Multiplicative group of an infinite field is not cyclic
Solution 1:
Ok here is the characteristic 2 case:
Assume $k$ is an infinite field of characteristic $2$ with a cyclic multiplicative group. Note that any element of an algebraic extension of $\mathbb{F}_2$ has finite multiplicative order, so this implies that every element of $k-\{0,1\}$ must be transcendental.

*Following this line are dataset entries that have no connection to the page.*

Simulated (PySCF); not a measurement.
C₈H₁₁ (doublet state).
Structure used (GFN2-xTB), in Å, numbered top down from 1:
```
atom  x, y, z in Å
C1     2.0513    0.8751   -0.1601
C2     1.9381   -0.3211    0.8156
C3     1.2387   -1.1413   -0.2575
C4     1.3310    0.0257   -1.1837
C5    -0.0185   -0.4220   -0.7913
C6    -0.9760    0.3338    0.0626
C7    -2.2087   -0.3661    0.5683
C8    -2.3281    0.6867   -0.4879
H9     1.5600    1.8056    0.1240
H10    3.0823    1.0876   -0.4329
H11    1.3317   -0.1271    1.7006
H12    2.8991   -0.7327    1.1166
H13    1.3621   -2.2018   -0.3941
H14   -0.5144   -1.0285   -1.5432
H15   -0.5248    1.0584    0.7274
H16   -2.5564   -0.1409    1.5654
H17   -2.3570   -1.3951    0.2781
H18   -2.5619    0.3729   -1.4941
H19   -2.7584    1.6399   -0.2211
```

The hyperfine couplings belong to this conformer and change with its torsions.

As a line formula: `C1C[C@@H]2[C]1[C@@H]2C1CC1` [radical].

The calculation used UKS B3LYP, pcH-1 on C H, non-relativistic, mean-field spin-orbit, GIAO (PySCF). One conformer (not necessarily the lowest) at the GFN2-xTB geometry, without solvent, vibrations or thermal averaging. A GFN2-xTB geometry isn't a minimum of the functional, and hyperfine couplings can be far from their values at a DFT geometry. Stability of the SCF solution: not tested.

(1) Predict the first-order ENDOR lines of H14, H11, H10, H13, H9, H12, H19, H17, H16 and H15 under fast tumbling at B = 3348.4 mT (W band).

Next let $x$ be a generator for the multiplicative group, which exists as we are assuming it is cyclic. Consider the element $1+x$ of our field. It is nonzero and therefore equal to some power of $x$ since $x$ is a generator. But then $1+x=x^n$ for some $n$, so $x$ is algebraic over $\mathbb{F}_2$, contradicting the above claim.
Solution 2:
I was studying this for a Galois Theory course and also bumped into this question, and actually for fields of characteristic different from 2 there is a really surprisingly simple proof (spoiler, this will happen because in characteristic $2$ we get $-1=1$).
So suppose $k$ is an infinite field such that char $k \neq 2$ and there is $x$ with $\langle x \rangle = k^*$. This implies that there is an $n \in \mathbb{N}$ (different than $0$ because $-1 \neq 1$) such that $x^n = -1$, which implies that $x^{2n} = 1$ and so $k^*$ is finite, contradiction.